ExaScience / elprep

elPrep: a high-performance tool for analyzing sequence alignment/map files in sequencing pipelines.
Other
287 stars 40 forks source link

Support for multiple input files #47

Closed matthdsm closed 3 years ago

matthdsm commented 3 years ago

Hi,

I was wondering if it would be possible to add support for multiple input files. This way elprep could be used to merge multiple split bam files into a single final bam. This approach is also used by GATK.

Thanks M

geertvandeweyer commented 3 years ago

If you provide a folder with BAM files as input, "elprep split" takes them all as input. Not sure if other cmds can do it as well.

leonorpalmeira commented 3 years ago

Does anyone of you know if elprep sfm also allows for this?

caherzee commented 3 years ago

Both "elprep split" and "elprep sfm" can take a path to multiple input files as input, but elprep assumes that the headers of the input files are identical and will not perform any merging of headers. If the headers of the inputs are different, then you may want to first create a merged header with a different tool. Also see our README under "elprep split" "Description" for more details.
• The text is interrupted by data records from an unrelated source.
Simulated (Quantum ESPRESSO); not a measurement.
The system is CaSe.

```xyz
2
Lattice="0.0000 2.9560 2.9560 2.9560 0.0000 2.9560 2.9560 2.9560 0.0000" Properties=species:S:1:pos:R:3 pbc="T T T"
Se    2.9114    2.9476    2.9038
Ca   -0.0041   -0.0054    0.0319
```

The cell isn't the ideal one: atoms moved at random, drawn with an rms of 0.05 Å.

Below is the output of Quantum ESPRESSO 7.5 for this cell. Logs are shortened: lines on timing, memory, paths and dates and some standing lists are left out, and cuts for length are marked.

Proper merging of headers in is something we have on our to-do list.

leonorpalmeira commented 3 years ago

Thanks a lot for those details. In our case, it would be separate mappings of each sequenced lane from the same sample with the exact same Read Group (@RG) so most of the header would be the same. But indeed, the @PG lines which are specific to the bwa mapping invocation would contain only the information of one of the lanes.

Thanks!

matthdsm commented 3 years ago

Thanks for the info. I must've missed this in the README.